Selection by association, rather than by indexing, may yet be mechanized. One cannot hope thus to equal the speed and flexibility with which the mind follows an associative trail, but it should be possible to beat the mind decisively in regard to the permanence and clarity of the items resurrected from storage. [6]

Since Bush's prediction, the idea that hypertext is structured analogously to the mind has become commonplace. Jay Bolter, early in his writing about new media, claims hypertext's "electronic symbols in the machine seem to be an extension of a networked of ideas of the mind itself ... the computer reflects the mind as a web of verbal and visual elements in a conceptual space" (207). Michael Joyce describes hypertext as a technology which does better what "you already do well.":

From Bush onward through Douglas Engelbart's Augment and even to Ted Nelson's Xanadu, the visionaries have insisted that the sometimes slippery and obscure trails of hypertext rest upon an underlying bedrock of natural cognition. With nothing less than democratic zeal each of this trinity -- the citizen-scientist, the engineer-rationalist and the provocateur-humanist -- builds upon a constitutional belief that the habits of mind are naturally associative.... It is a compelling, and potentially accurate, vision and it is a vision I share. (57) [7]

[11] For these theorists digital medias are revolutionary precisely because they mirror cognition exactly. That is to say, new technologies are not actually new, rather they "return" us to a place where we can more accurately appreciate, utilize and technologize the "mind." In articulating this position, hypertext theorists often fold their rhetoric neatly into a long history of familiar discourse on the separation between mind and body. This is especially true when claims of hypertext's isomorphism with cognition is coupled with other claims about the nature of hypertext, such as discourse about the death of the author.

[12] Discourse about the death of the author is now quite familiar. Hypertext theorists claim that in new media spaces the subject as author is dismantled and diffuse. In networked environments, so they argue, the authorial subject has vanished. The individual book, in print culture, presupposes an author function, as Foucault defines it: "the singular relationship that holds between an author and a text [as] the manner in which a text apparently points to this figure who is outside and precedes it." [8] As texts restructure and blend, as they move on-line, fragment, and reform, so too does this authorial figure. The author is thoroughly dispersed; "the self takes the form of a decentered (or centerless) network of codes, that, on another level, also serves as a node within another centerless network"(91) writes Landow. Michael Heim asserts, "As the authoritativeness of the text diminishes, so too does the recognition of the private self of the creative author." [9] Mark Poster sees new technologies as deconstructing the subject: "The mode of information indicates communication practices that constitute subjects as unstable, multiple and diffuse" (32). As Richard Grusin argues in Cyberspace and its Discontents, hypertext theorists claim that electronic writing actualizes what they see as basic principles of poststructuralism. In fact, they misread Derrida, Foucault, and Barthes to link hypertext to a new, revolutionary heritage of high postmodernism. [10]

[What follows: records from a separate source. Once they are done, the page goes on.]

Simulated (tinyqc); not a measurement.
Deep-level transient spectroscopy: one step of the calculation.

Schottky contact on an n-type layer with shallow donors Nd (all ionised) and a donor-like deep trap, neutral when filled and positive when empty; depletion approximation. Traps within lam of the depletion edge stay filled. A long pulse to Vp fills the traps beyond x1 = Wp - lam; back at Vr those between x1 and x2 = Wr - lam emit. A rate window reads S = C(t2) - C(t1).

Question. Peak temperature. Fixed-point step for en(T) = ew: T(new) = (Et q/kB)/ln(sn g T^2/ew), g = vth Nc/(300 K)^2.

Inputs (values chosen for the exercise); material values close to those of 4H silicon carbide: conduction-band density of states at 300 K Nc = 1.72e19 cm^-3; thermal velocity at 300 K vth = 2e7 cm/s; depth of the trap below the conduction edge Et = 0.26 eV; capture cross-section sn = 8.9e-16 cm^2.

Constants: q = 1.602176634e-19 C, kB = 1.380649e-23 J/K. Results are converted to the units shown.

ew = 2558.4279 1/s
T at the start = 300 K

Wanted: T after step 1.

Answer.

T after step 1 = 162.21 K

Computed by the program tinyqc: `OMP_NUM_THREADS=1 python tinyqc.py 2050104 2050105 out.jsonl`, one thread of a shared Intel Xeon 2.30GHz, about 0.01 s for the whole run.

[13] The unstable, multiple and diffuse subject that Poster names may be seen as having a connection with the subject of ecriture feminine - for now, purportedly the univocal, authority of the "author" has been subverted and destabilized. But the disappearance of the body, with its historical connection with the feminized, coupled with hypertext's theorists evoking of a purified and disembodied mind, suggest cyberspace as an ahistorical, uptopian, and masculine space. Furthermore, if you consider the other half of the binary author/reader, however, it becomes clear that with the author dead, the reader is reconstructed to take his place. That is, agency is rewired in discourse surrounding hypertext, away from authorial responsibility and towards readerly acts of "consumption."

Pleasure as Agency

[14] With the author dispersed, agency becomes an interesting problem for hypertext theorists. This problem seems most often resolved in one of two related discourses that displace agency to other elements in the cluster of author/machine/reader. One strand of theorizing flirts with technological determinism. Recall Lanham's claim that digital media will "galvinize" the Dead White Males. In this view, illumination and transformation are properties inherent in the new technologies of electronic writing. Such narratives of technological determinism have been properly critiqued as a detrimental to good pedagogy in that they replace student agency with machinic agency. However, there is a second strand of theorizing that may hold more danger for teachers, especially feminist teachers. In this particular compensatory narrative, it is the reader who is granted the agency lost to the author. Hypertext's hybrid nature is continually elided by the increased focus on the "reader" - but a reader defined as a consumer of text.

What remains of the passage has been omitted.